The diminishing farmhands in the Cordillera

BAGUIO CITY—Government statisticians have been tracking a decreasing trend in the number of active Benguet farmers, who grow 80 percent of the salad vegetables consumed by Metro Manila households each day.
The proportion of farmers and farmworkers in Benguet’s labor force (made up of 15-year-old workers and older) was 29.37 percent in 2024, said Imelda Buyuccan, chief Benguet statistician of the Philippine Statistics Authority, when she presented the latest results from the province’s community-based monitoring system (CBMS) to 13 municipal mayors on Aug. 15.
The low percentage appears to support the assumption that growing urbanization in rural mountain towns and a new generation of Cordillera residents who were schooled and who pursue nonagricultural careers have changed the character of labor and industry in highland communities, she told the Inquirer.
Agriculture remains a primary trade particularly for the Benguet farming towns of Kibungan whose farmers and gardeners make up 70.54 percent of the workforce, Buguias (67 percent), Atok (62.92), Kabayan (61.29), Bakun (58.9) and Tublay (40.34), according to Buyuccan’s report.

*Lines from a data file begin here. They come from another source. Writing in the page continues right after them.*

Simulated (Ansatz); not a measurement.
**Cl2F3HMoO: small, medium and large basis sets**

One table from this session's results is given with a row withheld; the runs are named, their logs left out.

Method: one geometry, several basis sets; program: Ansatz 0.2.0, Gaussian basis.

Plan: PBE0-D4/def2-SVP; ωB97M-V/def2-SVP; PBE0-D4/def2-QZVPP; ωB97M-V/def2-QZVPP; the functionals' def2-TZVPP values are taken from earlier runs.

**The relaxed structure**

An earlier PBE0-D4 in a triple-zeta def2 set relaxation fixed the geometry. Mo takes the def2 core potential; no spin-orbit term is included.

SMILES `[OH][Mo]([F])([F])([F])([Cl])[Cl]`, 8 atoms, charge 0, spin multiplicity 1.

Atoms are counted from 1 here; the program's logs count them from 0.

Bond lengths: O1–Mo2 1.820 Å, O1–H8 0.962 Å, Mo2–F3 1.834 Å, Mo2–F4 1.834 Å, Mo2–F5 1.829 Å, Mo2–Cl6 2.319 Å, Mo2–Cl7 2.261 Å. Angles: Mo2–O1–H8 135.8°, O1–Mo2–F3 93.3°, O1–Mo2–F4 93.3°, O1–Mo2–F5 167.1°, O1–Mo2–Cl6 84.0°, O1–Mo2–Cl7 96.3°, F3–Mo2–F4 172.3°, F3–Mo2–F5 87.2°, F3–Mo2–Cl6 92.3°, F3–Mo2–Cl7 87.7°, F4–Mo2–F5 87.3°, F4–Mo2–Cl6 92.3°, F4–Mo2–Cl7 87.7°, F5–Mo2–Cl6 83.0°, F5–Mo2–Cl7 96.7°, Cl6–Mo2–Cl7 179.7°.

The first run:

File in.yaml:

Multimillion-peso industry
But the percentage of farmers were smaller for the municipalities of Kapangan (40.34); Mankayan (35.44), which is a mining town; vegetable-producer Bokod (34.91); fruit-producing Sablan (34.05); urban towns adjacent to Baguio City like Tuba (19.10), vegetable-trading hub and strawberry producer La Trinidad (10.20); and Itogon, which is home to the country’s oldest mines (9.13).
Benguet’s local governments will need to study the labor trend arising from CBMS surveys when they design future programs to address these changes, Buyuccan said.
Benguet vegetables remain a lucrative business for the province. Described by Benguet officials as a “multimillion-peso industry,” the production of beans, cabbages, lettuce, cauliflower, broccoli, bell pepper and potatoes increased in 2024 by 6.05 percent or an estimated total of 253,543.95 metric tons, most of which were shipped to Manila and other Luzon provinces, according to the PSA.

Out-migration represented by youths abandoning their family farms to pursue other jobs in neighboring Cordillera towns and provinces or in other parts of the country has also been a working theory to explain the apparent downtrend in new farmers.
But Buyuccan pointed out that farming communities like Bokod saw a rise in migration when new farm roads were built and a prominent university set up a campus there.
The 2024 CBMS also showed improvements in the quality of life in many Benguet communities that could encourage young residents to remain at home.
Between 2022 and 2024, 95.8 percent of households in Benguet’s 13 towns have access to electricity, Buyuccan said. Internet access has also increased for all upland towns from 72.8 percent in 2022 to P79.8 percent in 2024. As of last year, 91.8 percent of Benguet households relied on clean fuel, although 8.2 percent in far flung neighborhoods still use kerosene, wood and charcoal to cook their meals.

Aging, negative population
The aging Cordillera population which coincides with vastly lower birth rates, even in Benguet, may be relevant to the changing economic demographics, according to the Cordillera Regional Population Executive Board which also convened on Friday.
The elderly Cordillera population would grow to 7.11 percent by 2026, because Abra saw a rise in aging back in 2015, Mountain province in 2021, and Kalinga in 2024, while Benguet and Ifugao would show a dominant aging population by 2034 and 2035, according to the Commission on Population and Development.
But the region is also dealing with a slow population growth that has resulted in negative growth rates, particularly in the provinces of Abra (with a negative 0.39 percent rate as of 2024) and Mountain Province (-1.3 percent). In 2024, the Cordillera had a projected population of 1.808 million people, up from 1.797 million during the 2020 census.

Negative population growth has also been reflected in the Benguet towns of Itogon (-0.69) and Kibungan (-0.24).
The number of registered live births throughout the Cordillera dropped from over 25,000 in 2023 to about 22,000 last year. Benguet recorded the highest births with 5,257 but the number was a 17-percent drop from live births recorded in 2023.
The number of registered marriages in the mountain region also dropped by 23.34 percent from 8,539 in 2023 to 6,546 weddings last year.
The number of deaths has also dropped, from 10,092 in 2023 to 9,237 in 2024, which factors in the demographic composition of the population.
To address the economic impact of a dwindling population that has been happening for the last four years, the Population Executive Board on Friday formed a technical working group to design an analytical tool to explain the Cordillera’s population loss.